I’ve recently discovered that there is such a thing as thinking about too many ideas at once. More specifically, that I can be simply deluged with opinions to the point of absolute exhaustion.
It’s one of those possibilities that has occurred to me before, but which I never really appreciated experientially until lately. Maybe it was thoughts accrued from different classes over the years now compounding and conflicting, or appreciating for the first time how conflicting and even irreconcilable different friends’ and acquaintances’ views are, and all amplified by an election cycle rife with opinions and no apparent and real knowledge of anything at all from any quarter.
It’s all just too loud, like the sheer volume of a mob making it too hard to even think. I wish it would quiet down, but that’s not a wish in my power to fulfill. Even professing ignorance isn’t much of a consolation. How did Socrates find anything comforting in knowing only that he knew nothing at all? I find it rather disturbing.

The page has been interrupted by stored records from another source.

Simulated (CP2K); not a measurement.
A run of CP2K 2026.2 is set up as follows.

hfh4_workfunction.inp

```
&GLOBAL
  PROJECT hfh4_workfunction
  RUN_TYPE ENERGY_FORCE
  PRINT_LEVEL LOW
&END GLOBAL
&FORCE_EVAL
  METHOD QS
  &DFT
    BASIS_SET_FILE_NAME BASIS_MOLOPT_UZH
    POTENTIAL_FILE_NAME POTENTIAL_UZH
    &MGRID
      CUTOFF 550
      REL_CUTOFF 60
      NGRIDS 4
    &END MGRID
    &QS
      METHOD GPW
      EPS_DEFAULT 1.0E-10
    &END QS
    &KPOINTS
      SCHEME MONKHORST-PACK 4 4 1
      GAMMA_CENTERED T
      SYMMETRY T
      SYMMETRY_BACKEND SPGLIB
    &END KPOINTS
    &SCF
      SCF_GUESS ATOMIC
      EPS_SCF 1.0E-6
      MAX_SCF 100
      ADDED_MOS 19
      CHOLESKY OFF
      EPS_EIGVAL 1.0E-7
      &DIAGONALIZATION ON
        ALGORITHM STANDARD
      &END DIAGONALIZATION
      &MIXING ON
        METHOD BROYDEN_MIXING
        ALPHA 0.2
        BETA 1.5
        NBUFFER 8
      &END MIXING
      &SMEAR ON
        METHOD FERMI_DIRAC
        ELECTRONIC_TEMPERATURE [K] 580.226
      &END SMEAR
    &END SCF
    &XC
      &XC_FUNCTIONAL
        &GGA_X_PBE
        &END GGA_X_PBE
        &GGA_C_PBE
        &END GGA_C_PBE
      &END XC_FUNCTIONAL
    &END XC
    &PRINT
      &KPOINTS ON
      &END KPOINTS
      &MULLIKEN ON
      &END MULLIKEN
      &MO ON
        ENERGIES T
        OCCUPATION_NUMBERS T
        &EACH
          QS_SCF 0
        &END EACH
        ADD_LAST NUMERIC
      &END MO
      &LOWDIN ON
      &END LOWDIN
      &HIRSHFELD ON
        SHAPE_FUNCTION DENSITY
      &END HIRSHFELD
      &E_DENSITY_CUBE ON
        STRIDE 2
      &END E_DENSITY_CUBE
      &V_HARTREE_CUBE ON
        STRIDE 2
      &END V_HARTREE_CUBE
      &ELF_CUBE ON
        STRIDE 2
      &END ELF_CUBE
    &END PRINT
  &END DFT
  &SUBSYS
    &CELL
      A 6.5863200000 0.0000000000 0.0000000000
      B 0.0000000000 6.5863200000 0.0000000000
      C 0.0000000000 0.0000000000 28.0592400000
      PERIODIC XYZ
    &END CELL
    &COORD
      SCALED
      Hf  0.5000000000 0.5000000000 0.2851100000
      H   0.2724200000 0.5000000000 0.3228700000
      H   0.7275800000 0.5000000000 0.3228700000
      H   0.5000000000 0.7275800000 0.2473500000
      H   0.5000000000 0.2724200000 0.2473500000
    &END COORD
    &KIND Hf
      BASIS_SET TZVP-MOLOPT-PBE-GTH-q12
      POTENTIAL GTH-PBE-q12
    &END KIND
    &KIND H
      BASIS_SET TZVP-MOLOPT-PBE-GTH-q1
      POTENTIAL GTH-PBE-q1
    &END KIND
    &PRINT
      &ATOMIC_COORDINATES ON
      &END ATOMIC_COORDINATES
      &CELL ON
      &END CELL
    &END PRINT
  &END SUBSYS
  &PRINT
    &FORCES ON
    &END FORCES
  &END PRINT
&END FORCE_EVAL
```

What do you fall back on when everything is too confusing to even try to make sense of a topic and take a position? What should you do when there’s just so much noise that you can’t think clearly about any of it?
It hasn’t been great for my prayer life to be troubled in this way; the problem of such a sheer volume of thoughts is that they often creep up in prayer and distract me, and it’s really just not the time for that.
Nonetheless, when I haven’t been utterly distracted, I’ve had the valuable insight that prayer, whether that be Mass or Liturgy of the Hours or meditation, is a bedrock that I had never yet fully appreciated. Even when my mind is in turmoil, I still go back to them and find a kind of comfort. The words I say in prayer I still affirm as unconditionally true and valuable in a way I never could of any opinion I hold (or more likely, no longer really hold).
Even if I no longer know quite what to think about the economy, or immigration, or tradition, or theology, or the Vatican’s new mascot, or really most topics, at the very least I still know that the psalm in front of me expresses some fundamental spiritual truth worth focusing and meditating on.
That alone isn’t enough, though. It seems that our Lord loves truth and requires that we all live in it to the fullest extent. Consequently, it isn’t sufficient to just flee from all the opinions and debates of the world for the mere sake of escaping them. Maybe that works for a Carthusian drawn to contemplation, but I suppose it would be a crooked breed of quietism for anyone who still lives in the hustle and bustle of the modern era like I do. I don’t get to run away from important topics just because I don’t believe I understand them anymore.
Prayer must be the starting ground from which we form positions even on secular topics and debates. Relationship with God is what puts all things in their proper perspective, and therefore allows for a coherent integration of the maelstrom of thoughts and opinions swirling about us. Know and profess nothing but Christ, and Him crucified, and maybe the rest will follow.
What else could you really build on, in the end? The Christian sense of orientation toward God seems like the only thing that can confidently rule out some stances and provide criteria for trying to construct an intelligible position out of raw data and preexisting and competing interpretations of them. The truth of Christian religion does not seem to remain only within the bounds of its own theologies and systems (or is it that they are all-encompassing?), and for that I will be eternally grateful.
Christianity entails fidelity not to ideas, but first and foremost to Persons, three of them in One. This is a more reliable foundation than anything else I can think of upon which to construct a consistent and ethical view on all the kinds of current issues I’m still too afraid and foolish to judge. But at least there is a starting point with God.
I don’t pretend to know anything new and unique because of this (really embarrassingly simple) insight about prayer. I remain a fool, and almost certainly will be for the rest of time. I mean only to express the hope that prayer is the way out of the absolute mental maelstrom I find myself in more and more nowadays. Perhaps it may be of service to you, if you find yourself in the same sort of place.